The end of February saw a flurry of news regarding the status of the Polar Bear under the Endangered Species Act. On February 20, the US Fish and Wildlife Service reissued its so-called “4(d)” rule regarding the Bear, outlining the rules “necessary and advisable” to protect it. Nine days later, the U.S. Court of Appeals for the DC Circuit upheld FWS’s listing of the Polar Bear as a “threatened” species under the ESA. Each development is significant in its own right; together, they offer solid guidance as to where FWS is heading on using the ESA to address climate change and how climate change is affecting the listing of potentially endangered species.
Endangered v. Threatened
The latter question was at the heart of the litigation decided by the DC Circuit. There, the court faced the question of whether FWS correctly identified the Polar Bear as “Threatened”, rather than “Endangered”. Under the ESA, the difference between the two is essentially whether the species is currently in danger of extinction (Endangered) or whether it is likely to become endangered in the foreseeable future (Threatened).
The Polar Bear’s Listing
The Polar Bear is heavily dependent on sea ice, and climate change is decreasing the amount of arctic sea ice. FWS’s decision that the Bear was Threatened, rather than Endangered, was based, essentially, on the Service’s view of how quickly climate change was causing arctic sea ice to melt. If it is happening “quickly,” FWS would list the Bear as Endangered. If it is happening very slowly, FWS wouldn’t list the Bear at all. FWS took the middle path, deciding that climate change is happening fast enough that those species face the threat of extinction in the foreseeable future. Given the limitations of climate science, FWS chose 45 years as the “foreseeable” future and the Court upheld FWS’s use of this timeframe.
What the Listing Shows about FWS’s View of Climate Change’s Impact on Species
The Court upheld FWS’s listing decision, doing so in the face of challenges on both sides of the decision - some argued that the Bear shouldn’t be listed at all and others argued that it faces an imminent risk of extinction and should be considered Endangered, not just Threatened. The takeaways from FWS’s listing decision and the court’s refusal to strike it down are that, at least for the ESA:
- climate change is occurring
- it will have significant adverse impacts to species in the foreseeable future
- those impacts are still reversible
The 4(d) Decision
So, since FWS has determined that climate change is adversely affecting species, will it use the ESA to regulate climate change? That question was at the heart of the other major development: FWS’s issuance of the “4(d)” rule for the Polar Bear. At a very high level, a 4(d) rule outlines the steps FWS believes are necessary and advisable to protect a Threatened species. These steps can include either restrictions on public action, such as limitations on development in the species’ habitat, or the allowance of otherwise prohibited activity, such as permitting certain specified, limited adverse impacts to the species.

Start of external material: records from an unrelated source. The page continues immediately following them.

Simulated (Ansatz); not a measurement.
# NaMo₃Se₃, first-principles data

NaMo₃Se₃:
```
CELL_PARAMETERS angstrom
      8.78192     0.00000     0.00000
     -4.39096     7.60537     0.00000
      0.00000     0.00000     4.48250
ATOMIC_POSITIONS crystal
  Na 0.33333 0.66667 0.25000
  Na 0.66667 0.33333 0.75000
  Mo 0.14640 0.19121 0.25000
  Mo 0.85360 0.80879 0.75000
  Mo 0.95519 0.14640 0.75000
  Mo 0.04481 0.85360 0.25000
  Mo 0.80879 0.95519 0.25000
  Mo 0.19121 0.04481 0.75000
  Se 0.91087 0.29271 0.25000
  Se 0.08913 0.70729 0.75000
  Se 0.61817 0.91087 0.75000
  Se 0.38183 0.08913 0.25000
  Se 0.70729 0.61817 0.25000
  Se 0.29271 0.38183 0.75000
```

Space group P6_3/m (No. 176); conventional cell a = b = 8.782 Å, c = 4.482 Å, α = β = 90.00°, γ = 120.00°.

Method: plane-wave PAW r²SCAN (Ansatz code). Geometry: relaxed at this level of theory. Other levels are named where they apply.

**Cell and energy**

What the Polar bear 4(d) Decision Means for Using the ESA to Regulate Climate Change
For the Polar Bear’s 4(d) rule, the main public policy question was how to address activities outside of the Bear’s range that increased the potential for climate change. Since we know the Polar Bear needs sea ice to survive and that climate change is reducing arctic sea ice, would FWS’s 4(d) rule attempt to protect the Bear from further reductions in sea ice by addressing activities that affect the climate change? Boiled down to its core, would the 4(d) rule require greenhouse gas-emitting projects far from the Polar Bear’s range to obtain an ESA permit for those emissions? FWS’s rule says no.
The rule is consistent with FWS’s prior 4(d) rule for the Polar Bear, issued in 2008 and struck down by US District Court for the District of Columbia in 2011. The rule is also consistent with Bush Administration guidance addressing how FWS should examine the ESA impacts of GHG emissions. It is therefore a reliable and useful marker as to FWS’s view of the ESA. The new 4(d) rule is more likely to be upheld than the prior one – the prior one was struck down for largely procedural reasons and for a few inadequate findings which FWS appears to have since corrected.
The takeaway here is that FWS has taken a consistent position over time on the use of the Act to regulate GHGs. The Service has used and will continue to use the Act to protect species affected by climate change, but only from actions taken against them directly or in their range – it will not use the ESA to regulate GHGs on a national or global level.